Located about 124 miles southwest of Shenzhen, Guangdong province, the Enping 15-1 oil platform hosts the country’s first megatonne-sized offshore Carbon Capture, Utilisation and Storage project. The platform, Asia’s largest offshore oilfield, is operated by China National Offshore Oil Corporation.
The facility is designed to capture, secure and store 1.5 million metric tonnes of carbon dioxide annually — equivalent to planting 14 million trees or taking 1 million cars off the road for 30 years. Since its launch in June 2023, it has already injected and stored 180,000 tonnes of carbon dioxide beneath the seabed, marking a major step in China’s fight against climate change.

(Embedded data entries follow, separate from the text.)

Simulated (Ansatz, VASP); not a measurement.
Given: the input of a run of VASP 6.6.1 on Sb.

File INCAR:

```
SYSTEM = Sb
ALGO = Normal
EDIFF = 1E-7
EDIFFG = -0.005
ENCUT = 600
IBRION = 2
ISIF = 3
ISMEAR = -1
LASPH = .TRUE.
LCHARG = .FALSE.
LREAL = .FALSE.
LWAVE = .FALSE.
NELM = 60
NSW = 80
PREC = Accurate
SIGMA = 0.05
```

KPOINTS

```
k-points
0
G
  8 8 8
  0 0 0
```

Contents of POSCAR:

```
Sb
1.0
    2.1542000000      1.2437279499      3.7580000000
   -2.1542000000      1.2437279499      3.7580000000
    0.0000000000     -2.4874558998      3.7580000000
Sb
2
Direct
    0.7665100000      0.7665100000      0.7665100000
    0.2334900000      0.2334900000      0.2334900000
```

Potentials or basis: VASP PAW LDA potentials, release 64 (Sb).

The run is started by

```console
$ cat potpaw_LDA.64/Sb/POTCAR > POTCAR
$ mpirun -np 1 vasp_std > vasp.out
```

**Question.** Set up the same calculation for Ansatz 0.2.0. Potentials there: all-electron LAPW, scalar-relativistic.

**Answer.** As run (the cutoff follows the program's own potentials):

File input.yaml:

The Enping 15-1 oil reservoir was selected for China’s offshore CCUS demonstration project due to its unusually high CO2 content — a trait that once made extraction unviable. Traditionally, tapping such reserves would release carbon dioxide in the reservoir into the atmosphere, risking corrosion of platforms and pipelines while polluting the environment.

Recent advances in CCUS technology, however, have turned this challenge into an opportunity. The project now uses “CO2 flooding”, a circular process where the capture system traps the carbon dioxide that emerges from extraction, and injects it for further oil extraction and permanent sequestration.
The method is a well-established CCUS technique used in oil drilling to enhance oil recovery. In this process, CO2 captured from industrial activities is transported via tanker trucks or pipelines and injected into oil reservoirs. The gas increases pressure, displacing scattered crude oil and boosting extraction rates, explained Xie Mingying, chief reservoir engineer at the Nanhai East Petroleum Research Institute at CNOOC’s Shenzhen branch.
The Enping 15-1 oil platform announced it would begin CO2 flooding in May. Previously, captured CO2 had only been stored in a geological “dome”— a seabed structure 2,620 feet deep and located 1.86 miles from the platform.
Traditional oil recovery methods typically extract just 18 to 20 per cent of a reservoir’s crude oil.
However, CO2 flooding can increase recovery rates by 7 to 15 per cent and extend the reservoir’s life span by 15 to 20 years, according to Tang Yong, a professor at Southwest Petroleum University’s Petroleum Engineering School.
The use of CO2 flooding will foster a win-win scenario by reducing emissions while enhancing oil production, said Mei Chuang, offshore installation manager of the Enping 15-1 platform. This marks a major leap from CO2 storage alone, to its active utilisation.
Over the next 10 years, the project will inject over 1 million tonnes of CO2 into the Enping 15-1 oilfield, increasing crude oil production by 200,000 tonnes.
Li Wei, an offshore installation manager at the oil platform, said the associated gas in Enping’s reservoir contains an exceptionally high CO2 concentration of about 95 per cent.
This gas undergoes a rigorous treatment process: separation and consolidation followed by dehydration and filtration through a pressurisation system, before being injected into a dome structure within the deep saline aquifer.
While some sequestered CO2 may resurface during oil recovery, it’s recaptured and reused, creating a closed-loop system that boosts production while slashing emissions.
In its quest for net-zero emissions, China is betting big on the nascent technology.
As of November 2022, the number of CCUS demonstration projects in China in operation, under construction or being planned, was more than 100, according to CCUS Progress in China — a status report released in 2023 by the Global CCS Institute, Tsinghua University, and the Administrative Centre for China’s Agenda 21.
Nearly half the projects are operational, the report said, with an annual CO2 capture capacity exceeding 4 megatonnes and injection surpassing 2 megatonnes — marking increases of roughly 33 per cent and 65 per cent respectively, since 2021.
In April 2024, China unveiled its first batch of green, low-carbon technology demonstration projects eligible for government grants. Of 47 selected projects, six were CCUS technology related.